In re Preston
This text of 19 F. Cas. 1289 (In re Preston) is published on Counsel Stack Legal Research, covering District Court, D. Washington primary law. Counsel Stack provides free access to over 12 million legal documents including statutes, case law, regulations, and constitutions.
Opinion
Two bills of cost have been filed against the estate of said bankrupt by attaching creditors, and their allowance asked for; or rather, the claim is preferred by the sheriff who serves the attachments, and for a while kept the property in exoneration of the attaching creditors. The proof and allowance of these claims are objected to by the assignee, by the creditors who have proved their claims and by the bankrupt. The questions arising thereupon have been duly certified up by the register for decision.
1st. Then, as to the cost bill preferred by the sheriff, in the case of ‘‘Waterman and Katz,” it is objected by the assignee, because the claim of “Waterman and Katz” has never been proven. In other words “Waterman and Katz,” have' neither presented nor proven any claim against the estate of the bankrupt. This objection is well taken, and conclusively disposes of the sixty dollars and twenty-five cents claim against the estate in that case. The debt or principal must be proven and allowed before the costs made before the commencement of proceedings in bankruptcy can be proven and allowed. The costs are but incident. If there is no principal or debt, there can be no incident.
2d. In the case of J. P. White’s attachment costs, several objections are made by the as-signee, and certified up by the register.
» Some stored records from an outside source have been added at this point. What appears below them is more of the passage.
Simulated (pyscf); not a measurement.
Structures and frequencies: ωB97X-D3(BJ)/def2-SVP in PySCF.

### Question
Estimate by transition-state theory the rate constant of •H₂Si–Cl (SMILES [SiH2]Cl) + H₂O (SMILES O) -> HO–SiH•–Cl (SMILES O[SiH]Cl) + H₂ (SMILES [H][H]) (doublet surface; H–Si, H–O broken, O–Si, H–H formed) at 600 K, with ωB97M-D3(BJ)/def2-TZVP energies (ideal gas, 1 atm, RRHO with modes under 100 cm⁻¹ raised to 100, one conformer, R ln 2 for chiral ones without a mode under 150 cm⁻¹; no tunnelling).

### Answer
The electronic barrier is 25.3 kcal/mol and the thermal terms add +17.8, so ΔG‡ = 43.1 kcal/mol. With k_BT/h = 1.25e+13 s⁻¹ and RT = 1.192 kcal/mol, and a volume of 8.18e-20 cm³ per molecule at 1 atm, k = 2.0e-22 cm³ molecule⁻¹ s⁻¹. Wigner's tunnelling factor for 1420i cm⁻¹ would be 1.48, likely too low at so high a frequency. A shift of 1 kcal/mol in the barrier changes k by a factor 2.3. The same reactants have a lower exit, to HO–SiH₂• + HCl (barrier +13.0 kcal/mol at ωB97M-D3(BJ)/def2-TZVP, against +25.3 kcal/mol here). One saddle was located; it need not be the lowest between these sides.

First. It has already been decided by Judge Grier, that the sheriff has no lien or preference in this cost bill.
Second. The question now is, White’s debt having been duly proven and allowed, whether the attachment costs can be proven as a general debt against the estate of the bankrupt. I am of the opinion that they can be, if made in good faith before the commencement of proceedings in bankruptcy, and were made without a knowledge of the insolvency of the party and with no intention to defeat the operations of the bankrupt act It is not objected in this case that the attaching creditor knew of the insolvency of the bankrupt, or that the attachment was made to defeat the operation of the bankrupt law. But it Is objected that a part of these costs were made after the commencement of proceedings in bankruptcy.
I find in reference to the cost bill on file, that fifty-six dollars have been charged for service and return of attachment on a boom of logs, and for keeping the same to March twentieth, eighteen hundred and seventy-one. Proceedings in bankruptcy were commenced on the eighteenth, hence all attachments were dissolved at that date. Hence. I disallow two days keeping at the rate charged, (two' dollars per day) and allow the rest, fifty-two dollars.
Third. The charge for attaching and keeping -the oxen and camp gear turned over to the bankrupt as exempted property is all disallowed. The sale of said property was null and void. 1st, because it was made after the commencement of proceedings in bankruptcy, and 2d, because the property was not subject to attachment and sale under the laws of this territory or the bankrupt law.
The register is directed to allow, upon due proof, the fifty-two dollars specified herein, to be paid in the regular order of distribution.